You are viewing a plain text version of this content. The canonical link for it is here.

Posted to user@hive.apache.org by Bhavesh Shah <bh...@gmail.com> on 2012/05/06 05:24:46 UTC

About the performance of job execution on Amazon EMR

Hello,
As we increase the number of mappers and  decrease reducers to less
number,  does performance increase?
I have never played with setting the number mapper and reducer and I don't
know how to set it.
But in case of multiple nodes then how much do I need the set the mappers
and reducers according to the number of instances to increase the
performance.
Because in case if I have large table and it requires large mapper then we
had set the mappers then in such case will be a problem?

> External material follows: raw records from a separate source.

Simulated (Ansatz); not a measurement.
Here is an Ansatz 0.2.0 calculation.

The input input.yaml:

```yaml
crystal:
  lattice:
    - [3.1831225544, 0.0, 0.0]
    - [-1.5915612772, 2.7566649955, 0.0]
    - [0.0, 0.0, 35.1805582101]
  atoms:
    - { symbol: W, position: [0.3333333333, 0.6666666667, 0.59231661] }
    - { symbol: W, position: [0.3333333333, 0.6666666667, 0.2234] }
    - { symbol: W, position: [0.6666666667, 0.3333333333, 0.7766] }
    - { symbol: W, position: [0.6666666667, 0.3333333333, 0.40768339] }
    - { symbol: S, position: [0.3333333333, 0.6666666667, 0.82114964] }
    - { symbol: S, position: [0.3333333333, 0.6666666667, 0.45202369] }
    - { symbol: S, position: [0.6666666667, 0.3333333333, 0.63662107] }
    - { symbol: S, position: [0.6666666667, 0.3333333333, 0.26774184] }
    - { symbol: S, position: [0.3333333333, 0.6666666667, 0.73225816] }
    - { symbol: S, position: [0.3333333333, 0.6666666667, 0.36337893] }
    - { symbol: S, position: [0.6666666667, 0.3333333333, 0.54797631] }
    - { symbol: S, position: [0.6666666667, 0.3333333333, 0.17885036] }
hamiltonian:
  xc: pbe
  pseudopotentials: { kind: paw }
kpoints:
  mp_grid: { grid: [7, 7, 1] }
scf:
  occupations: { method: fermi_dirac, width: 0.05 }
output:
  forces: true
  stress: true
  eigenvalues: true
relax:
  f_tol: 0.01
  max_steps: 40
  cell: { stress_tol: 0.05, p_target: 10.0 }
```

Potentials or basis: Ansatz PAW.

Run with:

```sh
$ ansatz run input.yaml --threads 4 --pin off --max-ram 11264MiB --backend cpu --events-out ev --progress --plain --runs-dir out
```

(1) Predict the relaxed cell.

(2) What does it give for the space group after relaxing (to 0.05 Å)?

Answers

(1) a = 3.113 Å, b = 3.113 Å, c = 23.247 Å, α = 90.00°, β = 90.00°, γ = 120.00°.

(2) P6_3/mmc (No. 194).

I have many factors in my task which I think could create a little bit
issue in performance.
1) I have created many tables at the run-time. After reusing it I am
dropping it.
2) I have used lots of joins in the query. (Most of the query is taking
10-11 jobs to execute)
3) I have used indexing in the task. I am applying the index after
inserting the values into table, because I have to reuse it.
4) Also I am dynamically altering the table and inserting the values.

Will all this factors should be considered separately to increase the
performance or it will just get solved normally by setting mappers and
reducers.?

Thanks for helping me.
Sorry for inconvenience by continuously asking question.




-- 
Regards,
Bhavesh Shah